ALSO: For all the discussion of on-prem, for ML in particular, consider running ...

FridgeSeal · on July 11, 2020

I’ve been mulling this idea over in my head recently of investing a $2-3k in building a machine to do exactly that (and use it as a normal dev day to day machine when it’s not training), because it appears the economics of it are surprisingly great.

Have you (or anything else here) had experience doing this? Did it end up being a worthwhile approach? (Even for a while)

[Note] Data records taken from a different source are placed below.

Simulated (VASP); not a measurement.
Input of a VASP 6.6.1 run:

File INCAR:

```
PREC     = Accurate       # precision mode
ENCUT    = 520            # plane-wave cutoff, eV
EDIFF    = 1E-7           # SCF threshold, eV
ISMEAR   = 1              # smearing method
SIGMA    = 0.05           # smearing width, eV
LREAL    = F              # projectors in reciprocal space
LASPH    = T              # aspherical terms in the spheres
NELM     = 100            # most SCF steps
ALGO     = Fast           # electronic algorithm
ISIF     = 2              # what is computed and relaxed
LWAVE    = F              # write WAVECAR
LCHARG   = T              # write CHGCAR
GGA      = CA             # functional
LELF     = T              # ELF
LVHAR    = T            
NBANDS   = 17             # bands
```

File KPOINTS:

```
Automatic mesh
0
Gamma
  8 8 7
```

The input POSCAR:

lmeyerov · on July 11, 2020

It depends how long it is on.

If training only short while, may do better by setting up a cloud training workflow that only has the server on while training. If on a lot, then a private box makes more sense (ex: lambdalabs, at home/office/colo). Then setup as a shared box for the team.

A lot of time ends up dev, not actual training, and folks end up keeping dev cloud GPUs on accidentally. We still use cloud GPUs for this, but have primary dev on local GPU laptops. For that, we started by System76 for everyone (ubuntu Nvidia), but those had major issues (weight, battery draw...). I then did a lightweight asus zenbook for myself, but that was too lightweight all around. Next time will do more inbetween or explore Thinkpad options.

And yep, as a small team, this mix dropped our cloud opex spend by like 90%, and pretty fast to offset the capex bump.